Google Adds New Features and Functionality to Desktop Search Tools
CYBERSPACE – As the competition in the developing area of desktop search heats up, Google has upped the ante, adding new functionality, including the ability to search multiple computers simultaneously and to send data directly to the desktop of another user.Included with Google’s free Desktop Search program is a Sidebar tool, a floating menu offering customizable news, weather reports, stock quotes, RSS feeds and other information, all of which can be tailored by the user.
Google Desktop search can now be locked with a password to prevent other users from searching for files on your desktop, which had been a major shortcoming of previous releases.
Users with home networks, and other operators who regularly make use of more than one machine at a time, can now use Google’s tools to search for files and data on multiple boxes at once, even if they aren’t connected to the internet. Once the function called “Search Across Computers” has been enabled, Web browsing history, and text copies of documents, are automatically transferred to the other computer that has Google Desktop installed. Subsequently, when a user searches one computer, the other box is searched automatically, as well.
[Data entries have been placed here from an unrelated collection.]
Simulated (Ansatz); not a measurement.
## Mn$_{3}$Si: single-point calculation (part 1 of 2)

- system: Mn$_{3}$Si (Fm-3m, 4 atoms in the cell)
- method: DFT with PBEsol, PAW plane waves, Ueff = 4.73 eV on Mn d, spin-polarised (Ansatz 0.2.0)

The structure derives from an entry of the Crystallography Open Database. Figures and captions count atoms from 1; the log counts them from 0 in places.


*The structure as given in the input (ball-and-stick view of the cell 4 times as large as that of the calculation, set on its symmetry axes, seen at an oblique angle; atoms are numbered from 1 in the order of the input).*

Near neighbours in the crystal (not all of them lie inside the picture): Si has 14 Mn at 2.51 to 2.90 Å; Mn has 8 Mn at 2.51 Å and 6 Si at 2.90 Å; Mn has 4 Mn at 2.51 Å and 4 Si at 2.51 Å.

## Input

According to Google representatives, Google deletes copies of such files from their own servers within 30 days, and stores the data in encrypted form. Google also automatically excludes from transfer any password-protected files, secure Web pages, as well as any other folders or files specified by the user.
Google is not alone in pumping out new tools in the desktop search market; Microsoft unveiled MSN Search Toolbar with Windows Desktop Search early last summer, and plans to include a sidebar function of its own when the company releases its new OS, Windows Vista, later this year. Not to be left out, Apple is in the desktop search game with Dashboard for the Mac OS, and Yahoo has its own search function “Yahoo Widgets.”